Hence, in Europe, you can therefore easily (without an adapter) charge a Tesla at both a Tesla Supercharger and any other public rapid charger.
The Change To The NACS/Tesla Charge Plug Standard
So it looks like there is going to be a single charge plug standard in the US in the coming years, and its going to be the Tesla NACS (North America Charging Standard).
The Tesla Supercharger Network
As things currently stand, in terms of electric tow car rapid charging in the US, the Tesla Supercharger network is the most widely available not only in terms of locations but also the number of rapid charging stalls.
It does appear that Tesla is going to be carrying out a considerable expansion of the network in the coming years.
Therefore, that will further stretch the advantage that Tesla currently holds over EVs practically for long-distance road trips/towing.
To provide you with a quick look at the simplicity/ease of use of a Supercharger I’ve included the video below from Ryan Shaw using a Supercharger for the first time with his Tesla Model Y.

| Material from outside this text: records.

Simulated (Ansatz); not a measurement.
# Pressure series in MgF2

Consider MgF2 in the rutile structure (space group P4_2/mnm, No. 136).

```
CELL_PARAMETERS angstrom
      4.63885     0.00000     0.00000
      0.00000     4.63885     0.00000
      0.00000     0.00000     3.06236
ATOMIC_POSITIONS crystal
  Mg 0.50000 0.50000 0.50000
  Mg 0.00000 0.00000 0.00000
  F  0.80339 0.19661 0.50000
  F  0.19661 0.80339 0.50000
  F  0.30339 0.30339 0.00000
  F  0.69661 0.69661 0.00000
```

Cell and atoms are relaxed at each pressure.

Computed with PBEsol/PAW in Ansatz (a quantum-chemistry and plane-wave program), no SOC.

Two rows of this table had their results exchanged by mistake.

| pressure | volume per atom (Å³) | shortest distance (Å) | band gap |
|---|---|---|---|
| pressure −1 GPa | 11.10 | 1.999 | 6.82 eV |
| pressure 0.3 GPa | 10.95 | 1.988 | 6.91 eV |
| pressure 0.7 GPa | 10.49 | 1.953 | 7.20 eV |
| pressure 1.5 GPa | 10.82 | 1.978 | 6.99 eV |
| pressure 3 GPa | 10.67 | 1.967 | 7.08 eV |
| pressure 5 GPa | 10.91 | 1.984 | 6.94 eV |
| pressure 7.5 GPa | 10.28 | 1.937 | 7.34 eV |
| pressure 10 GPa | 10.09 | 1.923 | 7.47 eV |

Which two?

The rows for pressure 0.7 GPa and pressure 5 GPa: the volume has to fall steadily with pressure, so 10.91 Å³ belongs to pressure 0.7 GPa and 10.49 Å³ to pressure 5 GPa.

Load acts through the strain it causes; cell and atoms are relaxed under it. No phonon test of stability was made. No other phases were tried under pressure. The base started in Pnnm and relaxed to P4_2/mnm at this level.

As Ryan shows, you simply select the Supercharger location, and the car will tell you the speed of the chargers (V2 or V3) and how many are currently in use.
The car will then pre-condition the battery to the ideal temperature, ready to accept the maximum power of charge the car is capable of.
In the above video, Ryan briefly touches on the topic of the differences in speed/functionality of V2 and V3 Tesla Superchargers. Therefore, I’ll discuss the differences between them in a bit more detail below.
V2 vs V3 Tesla Superchargers
When the Tesla Supercharger network was first rolled out with V1 stalls, these had a maximum output of 120kW.
However, currently, most of the V1 stalls have been upgraded to V2 specification, which is as follows:
- V2 = Max 150 kW (Shared/Paired Chargers)
- V3 = Max 250 kW (Dedicated Chargers)
So obviously, a V3 charger can provide a faster rate of charge over a V2 charger, provided the specific Tesla vehicle has the hardware to accept up to 250 kW (see here).
However, the other important distinction between a V2 and V3 Supercharger is that a V3 stall does not share its power with another stall.
As V2 chargers share their power between two stalls, there is ‘Supercharger etiquette’. In other words, as is shown in Ryan’s video above, if possible, a space is left between chargers to get the best speeds possible.
However, a V3 charger has its own dedicated source of power. Hence, every V3 charger can pull 250kW at all times.
That doesn’t mean your car will charge at 250kW through the whole charging session, as charge rates are not linear (see here).
Tesla is now in the process of another upgrade to their network with V4 Superchargers. These will initially be rated at up to 350kW. However, the standard does allow for faster charging speeds.
What About Charging With An RV/Trailer In Tow?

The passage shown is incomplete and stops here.